Upload Files for Processing
Upload Files for Processing
Overview
Flow ID: upload-files-to-job
Category: Blockify Processing
Estimated Duration: 2-10 minutes (depending on file count and size)
User Role: All Users
Complexity: Moderate
Purpose: This flow describes how users upload document files to a blockify or chunking job for AI processing. The system extracts text from various file formats (PDF, DOCX, TXT, CSV, ZIP) and prepares them for chunking and structuring. Multiple files can be uploaded, and ZIP archives are automatically extracted.
Trigger
What initiates this flow:
- User manually initiates
Specific trigger: User is creating a blockify or chunking job and needs to add document files for processing, occurring during job setup workflow.
Prerequisites
Before starting, users must have:
- Blockify job creation screen open
- Document files prepared on computer (PDF, DOCX, TXT, CSV, or ZIP formats)
- Files contain text content to extract
- Sufficient disk space for uploads and text extraction
User Intent Analysis
Primary Intent
Upload document files to the job so they can be processed, structured, and made searchable through the blockify or chunking pipeline.
Secondary Intents
- Batch upload multiple documents efficiently
- Verify files upload correctly before processing begins
- Handle different file formats seamlessly
- Extract ZIP archives automatically
- Retry failed uploads without losing progress
Subintents
- Ensure all intended files are included
- Verify text extraction succeeds
- See upload progress for large files
- Identify and resolve problematic files
Step-by-Step Flow
Main Path (Happy Path)
Step 1: Locate File Upload Area
- User Action: On blockify job creation screen, find the file upload section
- System Response: Upload interface is displayed
- UI Elements Visible:
- File upload dropzone (area with dashed border)
- “Choose Files” or “Upload Files” button
- Upload icon (cloud, paperclip, or folder)
- Supported formats text: “Supports: PDF, DOCX, DOC, TXT, CSV, ZIP”

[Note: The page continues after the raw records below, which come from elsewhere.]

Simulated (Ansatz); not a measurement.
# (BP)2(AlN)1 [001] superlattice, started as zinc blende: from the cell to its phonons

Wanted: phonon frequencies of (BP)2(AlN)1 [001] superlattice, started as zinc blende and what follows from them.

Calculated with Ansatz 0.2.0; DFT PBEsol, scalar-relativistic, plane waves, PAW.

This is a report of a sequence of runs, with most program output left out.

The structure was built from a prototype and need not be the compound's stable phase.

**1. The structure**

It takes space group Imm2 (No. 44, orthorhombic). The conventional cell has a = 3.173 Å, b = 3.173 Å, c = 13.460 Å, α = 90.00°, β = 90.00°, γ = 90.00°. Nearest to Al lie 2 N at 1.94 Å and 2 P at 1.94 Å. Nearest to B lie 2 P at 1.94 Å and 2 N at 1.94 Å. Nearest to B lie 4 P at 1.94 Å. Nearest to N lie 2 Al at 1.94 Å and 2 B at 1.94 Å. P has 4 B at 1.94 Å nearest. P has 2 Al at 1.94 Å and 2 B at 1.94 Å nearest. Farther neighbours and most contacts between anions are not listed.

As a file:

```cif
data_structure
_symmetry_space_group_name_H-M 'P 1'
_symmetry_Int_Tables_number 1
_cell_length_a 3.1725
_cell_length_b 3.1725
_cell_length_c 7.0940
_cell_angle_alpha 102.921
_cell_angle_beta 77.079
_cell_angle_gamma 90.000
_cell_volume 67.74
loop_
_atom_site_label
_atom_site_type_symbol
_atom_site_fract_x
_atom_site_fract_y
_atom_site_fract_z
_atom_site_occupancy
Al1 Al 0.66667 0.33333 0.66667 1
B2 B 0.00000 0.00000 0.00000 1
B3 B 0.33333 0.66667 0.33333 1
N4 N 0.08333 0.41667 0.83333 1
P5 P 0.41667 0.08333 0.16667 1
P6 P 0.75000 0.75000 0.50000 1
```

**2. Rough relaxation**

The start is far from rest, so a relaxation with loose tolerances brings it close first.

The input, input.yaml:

- Empty file list area (or existing files if any uploaded)
- Visual Cues:
- Dashed border around upload area
- Clear call-to-action button
- Upload icon
Step 2: Initiate File Selection
- User Action: Click “Choose Files” button OR drag files from file manager
- System Response:
- If clicked: File browser dialog opens
- If dragged: Dropzone highlights to show ready to accept
- UI Elements Visible:
- File browser (if clicked) showing computer’s file system
- OR highlighted dropzone (if dragging)
- Visual Cues:
- Dropzone may change color when files dragged over
- File browser standard appearance
Step 3: Select Files
- User Action:
- In file browser: Navigate to files, select one or multiple files (Ctrl+click or Shift+click), click “Open”
- OR drag files from file manager and drop into dropzone
- System Response:
- File browser closes (if used)
- Files immediately begin uploading
- File list table appears/updates on right side
- UI Elements Visible:
- File list table with columns:
- Icon (file type icon)
- Filename
- Size
- Status
- Actions (retry, delete)
- Each file showing initial status
- File list table with columns:
- Visual Cues:
- Files appear in list immediately
- Status shows “Uploading…” or “Processing…”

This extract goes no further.